Displaying items by tag: enpython

Thursday, 28 December 2023 03:47

Converting Image to PDF with Python: 4 Code Examples

PDF Convertor API for Python
Steps to Convert an Image to PDF
Convert an Image to a PDF Document
Convert Multiple Images to a PDF Document
Create a PDF from Multiple Images Customizing Page Margins
Create a PDF with Several Images per Page
Conclusion
See Also

Install with Pip

pip install Spire.PDF

Convert an Image to a PDF Document in Python

This code example converts an image file to a PDF document using the Spire.PDF for Python library by creating a blank document, adding a page with the same dimensions as the image, and drawing the image onto the page.

Python

from spire.pdf.common import *
from spire.pdf import *

# Create a PdfDocument object
doc = PdfDocument()

# Set the page margins to 0
doc.PageSettings.SetMargins(0.0)

# Load a particular image 
image = PdfImage.FromFile("C:\\Users\\Administrator\\Desktop\\Images\\img-1.jpg")
    
# Get the image width and height
width = image.PhysicalDimension.Width
height = image.PhysicalDimension.Height

# Add a page that has the same size as the image
page = doc.Pages.Add(SizeF(width, height))
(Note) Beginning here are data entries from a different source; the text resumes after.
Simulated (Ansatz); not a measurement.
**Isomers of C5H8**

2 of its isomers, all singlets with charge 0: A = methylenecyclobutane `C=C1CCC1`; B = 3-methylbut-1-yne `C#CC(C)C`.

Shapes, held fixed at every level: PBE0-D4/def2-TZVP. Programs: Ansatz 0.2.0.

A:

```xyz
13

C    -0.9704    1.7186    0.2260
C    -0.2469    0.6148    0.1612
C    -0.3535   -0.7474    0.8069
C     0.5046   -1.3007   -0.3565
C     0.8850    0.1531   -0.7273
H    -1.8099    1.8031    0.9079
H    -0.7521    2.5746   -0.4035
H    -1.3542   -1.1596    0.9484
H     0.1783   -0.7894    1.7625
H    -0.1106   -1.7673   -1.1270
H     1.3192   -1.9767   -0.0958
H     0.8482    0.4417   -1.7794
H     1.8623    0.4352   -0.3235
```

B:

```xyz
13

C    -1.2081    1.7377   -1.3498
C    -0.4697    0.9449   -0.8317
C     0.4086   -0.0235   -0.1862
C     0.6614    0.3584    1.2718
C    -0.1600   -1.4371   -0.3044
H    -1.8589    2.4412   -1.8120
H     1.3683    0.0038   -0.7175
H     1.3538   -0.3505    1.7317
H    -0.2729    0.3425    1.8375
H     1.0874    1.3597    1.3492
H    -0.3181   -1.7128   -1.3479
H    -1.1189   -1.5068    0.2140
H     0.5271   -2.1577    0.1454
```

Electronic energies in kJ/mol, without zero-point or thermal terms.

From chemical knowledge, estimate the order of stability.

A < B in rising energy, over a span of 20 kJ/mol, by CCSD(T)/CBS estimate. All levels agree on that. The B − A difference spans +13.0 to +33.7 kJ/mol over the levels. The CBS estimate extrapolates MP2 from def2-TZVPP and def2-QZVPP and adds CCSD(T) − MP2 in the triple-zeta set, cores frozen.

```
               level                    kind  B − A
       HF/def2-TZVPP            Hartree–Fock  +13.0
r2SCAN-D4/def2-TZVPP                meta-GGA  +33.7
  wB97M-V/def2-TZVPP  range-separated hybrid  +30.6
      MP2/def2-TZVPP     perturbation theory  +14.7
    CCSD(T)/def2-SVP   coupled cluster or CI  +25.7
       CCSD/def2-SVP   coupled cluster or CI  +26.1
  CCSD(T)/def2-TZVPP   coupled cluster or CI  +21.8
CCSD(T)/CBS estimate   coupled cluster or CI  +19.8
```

# Draw image at (0, 0) of the page
page.Canvas.DrawImage(image, 0.0, 0.0, width, height)
      
# Save to file
doc.SaveToFile("output/ImageToPdf.pdf")
doc.Dispose()

Convert Image to PDF with Python

Convert Multiple Images to a PDF Document in python

This example illustrates how to convert a collection of images into a PDF document using Spire.PDF for Python. The following code snippet reads images from a specified folder, creates a PDF document, adds each image to a separate page in the PDF, and saves the resulting PDF file.

Python

from spire.pdf.common import *
from spire.pdf import *
import os

# Create a PdfDocument object
doc = PdfDocument()

# Set the page margins to 0
doc.PageSettings.SetMargins(0.0)

# Get the folder where the images are stored
path = "C:\\Users\\Administrator\\Desktop\\Images\\"
files = os.listdir(path)

# Iterate through the files in the folder
for root, dirs, files in os.walk(path):
    for file in files:

        # Load a particular image 
        image = PdfImage.FromFile(os.path.join(root, file))
    
        # Get the image width and height
        width = image.PhysicalDimension.Width
        height = image.PhysicalDimension.Height

        # Add a page that has the same size as the image
        page = doc.Pages.Add(SizeF(width, height))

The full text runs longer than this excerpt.